Analysing the article coverage of offsetting contracts22 Mar 2018
As a result of the first ESAC Offsetting Workshop 2016, the collection of articles published under offsetting contracts like the Springer Compact agreements has been established as a side project of OpenAPC. Data providers include the Austrian Academic Library Consortium (KEMÖ), the Max Planck Digital Library, VSNU / UKB for all Dutch universities, the Bibsam Consortium for Sweden and JISC Collections for the UK. The data collection starts with the first data from 2015, the years 2016 and 2017 are now completely available.
While those articles are not associated with cost data in the sense of APCs, they can still be aggregated and visualised with treemaps, using a simple numerical count as measurement. With the offsetting collection now covering more than 13,000 articles from 3 years, it became feasible to attempt measuring the coverage of offsetting contracts by answering 3 questions:
For every hybrid journal appearing in the offsetting data set:
- How many articles have been published in a distinct period (usually a calendar year)?
- How many of those were published Open Access?
- How many of those were published under offsetting contracts?
The analysis is especially appealing for the Springer Compact agreements: Since all current project members are reporting their data to OpenAPC, the article base should be (almost) complete. This would provide important insights up to which scope the articles financed through the mentioned offsetting contracts have increased the open access shares in Springer Compact journals and how offsetting is contributing to the goal of the OA2020 initiative to flip journals from the subscription system into open access.

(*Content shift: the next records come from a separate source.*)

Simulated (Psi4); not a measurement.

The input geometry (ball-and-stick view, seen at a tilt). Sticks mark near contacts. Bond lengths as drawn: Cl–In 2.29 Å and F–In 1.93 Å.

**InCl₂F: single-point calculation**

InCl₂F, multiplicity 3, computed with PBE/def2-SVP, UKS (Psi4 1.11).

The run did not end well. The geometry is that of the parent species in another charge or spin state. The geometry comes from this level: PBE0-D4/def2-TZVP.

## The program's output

While the idea itself is straightforward, obtaining the required data on journal publication numbers turned out to be tricky. Our first approach, inspired by the Hybrid OA Monitor of our former colleague Najko Jahn, was to make use of the Crossref API. As an example, this query obtains journal metrics on one of the largest journals (in terms of offsetting articles) in our collection, European Radiology, from 2015 up to now. Digging through the returned JSON structure manually is cumbersome, but the relevant information can be found quite easily:
So, according to Crossref 1,772 articles have been published in European Radiology from 2015 until the current date (March 21, 2018), with 214 of them being Open Access (indicated by the sum of all CC license occurences). While these results do not seem to be implausible, let's verify them by consulting a second source: SpringerLink, the publisher's own web portal which also features a journal search function. Using the same parameters, we get this results page for the total number of articles and this one for the number of OA articles. As of today we end up with 1,956 total articles and 272 of them being OA. So there's quite a spread in numbers, and unfortunately this is no exceptional case. Here are some more results for the 5 journals occuring most often in the offsetting dataset, also received on 2018-03-21:
|Journal||# Articles (Crossref)||# Articles (SpringerLink)||# OA Articles (Crossref)||# OA Articles (SpringerLink)|
|J. of Autism and Developmental Disorders||1180||1371||132||174|
|J. of Business Ethics||1316||1859||119||142|
~~The results are clear: When it comes to journal metrics (both OA and total), Crossref data is too sketchy to rely on.~~
(Update (2018-04-16): As Najko Jahn correctly points out, the gap between SpringerLink and Crossref numbers can be explained with filtering issues: Springer journals may contain "Online First" articles which are not assigned to a print issue and therefore won't show up in a search for print publication dates on Crossref. We will have to look more closely into this.)
This brought us directly to our second approach: Using the statistics from SpringerLink instead of Crossref. Technically there are two ways to do this: The first is one is to download search result files from SpringerLink in CSV format and count the the number of entries within, the second one is to make use of web scraping to directly read the results count from the search page. While this approach lead to an accurate count of articles, it had an unforseen drawback which rendered it unsuable in the end: The time frame of the articles on SpringerLink is not identical to the one in our collection. While the "period" field in the offsetting dataset relates to the acceptance date of an article, the date filter on SpringerLink relates to the print publication date, which usually occurs significantly later, often not until the next calendar year. In our experience there is no possibility to use another type of date as filter on SpringerLink, so simple usage of these numbers would lead to incorrect comparisons and thus is not an option.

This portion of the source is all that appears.